You wouldn't know it from looking at her, but Casey Dienel—the self-proclaimed "really small white girl" who performs under the name White Hinterland—can rap along to T.I.'s verse in Justin Timberlake's "My Love." She can quote almost every rhyme off Outkast's Aquemini, looks up to Erykah Badu and tried to persuade co-bandmate Shawn Creeden to cover Jeremih's "Birthday Sex." But until last summer, she was hesitant to let those influences creep into her music. Dienel was scared.
"I was afraid of my voice for many, many years, so I would arrange around it instead of arranging with it," Dienel says, blushing and fidgeting with the pockets of her skirt. "I finally decided to blur the line between what I like and what I do. I've always really loved hip-hop and R&B, and secretly I would sing that way when no one was looking."
On White Hinterland's new record, Kairos, all those influences come to the forefront. While Dienel's past work was often hard to pin down—she flirted with piano-based chamber pop and released an EP sung entirely in French—her voice and lyrics were never as central as the music around them. Kairos, though constructed from odds and ends, is a slinky, minimal R&B record of direct pop songs. From the opening jam "Icarus," it's clear that things have changed: Dienel's voice doesn't just sit at the center of the song, it swirls around it, her harmonies circling the thick dub bass and interlocking drum machine groove like mosquitoes looking for the perfect bite.
The newfound confidence is also heard in Dienel's intimate lyrics, which often come off as both seductive and heartbroken on the same track. Dienel describes Kairos as a breakup record, and though the songs frequently document her indecision (writing a postcard that's never sent on "Amsterdam"; holding hope that her new love might "become the man I thought you were" on "No Logic"), they are sung from the perspective of someone who's finally comfortable in her own skin.
"In the past I would protect myself from getting too close to the subject matter in the song," she says. "I tried to be more honest with this one. I didn't want it to be some TMI situation, like John Mayer's Twitter feed, but there's also nothing wrong with a little bit of honesty."

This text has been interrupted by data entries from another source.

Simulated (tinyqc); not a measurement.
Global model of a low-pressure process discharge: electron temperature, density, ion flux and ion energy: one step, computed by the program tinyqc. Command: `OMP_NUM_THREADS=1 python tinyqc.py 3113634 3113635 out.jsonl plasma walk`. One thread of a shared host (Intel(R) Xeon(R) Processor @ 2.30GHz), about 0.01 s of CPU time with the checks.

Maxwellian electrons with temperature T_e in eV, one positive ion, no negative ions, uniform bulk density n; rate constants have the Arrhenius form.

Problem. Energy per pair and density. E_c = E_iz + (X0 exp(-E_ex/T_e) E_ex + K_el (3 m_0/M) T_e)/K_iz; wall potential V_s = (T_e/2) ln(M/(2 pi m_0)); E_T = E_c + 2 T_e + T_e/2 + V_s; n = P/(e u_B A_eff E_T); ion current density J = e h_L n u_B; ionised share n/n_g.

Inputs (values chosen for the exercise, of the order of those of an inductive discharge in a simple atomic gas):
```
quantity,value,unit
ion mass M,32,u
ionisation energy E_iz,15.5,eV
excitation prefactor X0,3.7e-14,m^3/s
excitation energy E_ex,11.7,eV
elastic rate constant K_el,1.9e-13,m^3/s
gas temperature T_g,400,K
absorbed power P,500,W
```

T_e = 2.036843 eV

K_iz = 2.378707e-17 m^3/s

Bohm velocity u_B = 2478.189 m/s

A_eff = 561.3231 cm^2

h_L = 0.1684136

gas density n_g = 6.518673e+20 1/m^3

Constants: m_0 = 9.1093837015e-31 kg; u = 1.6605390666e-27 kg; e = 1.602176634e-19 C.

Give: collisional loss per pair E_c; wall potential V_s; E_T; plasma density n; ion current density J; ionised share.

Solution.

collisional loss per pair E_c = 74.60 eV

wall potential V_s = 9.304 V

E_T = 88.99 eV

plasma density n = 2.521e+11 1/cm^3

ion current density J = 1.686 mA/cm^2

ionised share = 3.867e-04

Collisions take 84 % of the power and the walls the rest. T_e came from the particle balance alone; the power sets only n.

Part of Dienel's reflection was finding out exactly what kind of songwriter she wanted to be. Dienel—who turns 25 this week—originally left her coastal home in Scituate, Mass., to attend the New England Conservatory of Music. She released her first record, 2006's Wind-Up Canary, under her own name on local folk label Hush Records before signing to Dead Oceans and releasing a full-length and EP as White Hinterland. The project's sound shifted frequently, in part because of her eclectic taste, but also because of a band lineup that was never stable.
Consistency only came with a 2008 move to Portland and a partnership with fellow East Coast transplant Creeden. Though they'd been friends for years ("He used to play the saw in a hardcore band I liked," she says, laughing), their music making was cemented last summer in producer Alexis Gideon's home studio. The trio hunkered down to create the washy backdrops and "slutty basslines" that make up White Hinterland's new sound.
For the first time, Dienel wrote songs without a piano, instead focusing on vocal melodies, aquatic synth textures, live looping, and lots of primal percussion. "No Logic," for instance, is built from an acid-fried ukulele line, with natural distortion coming from Dienel's pickup and a chopped and screwed beat that she and Creeden labored over before settling on a brisk tempo. It led to an album of singles, with each song both experimental but poppy enough to stand out.
"Our goal was to make an R. Kelly jam, only with all these odd noises in the background," Dienel says. "When you're singing you have to be willing to look a little idiotic. It just took me a while to realize that."
White Hinterland plays Sunday, March 14 at Holocene with Alexis Gideon and Cole Miller. 8:30 pm. $8. 21+.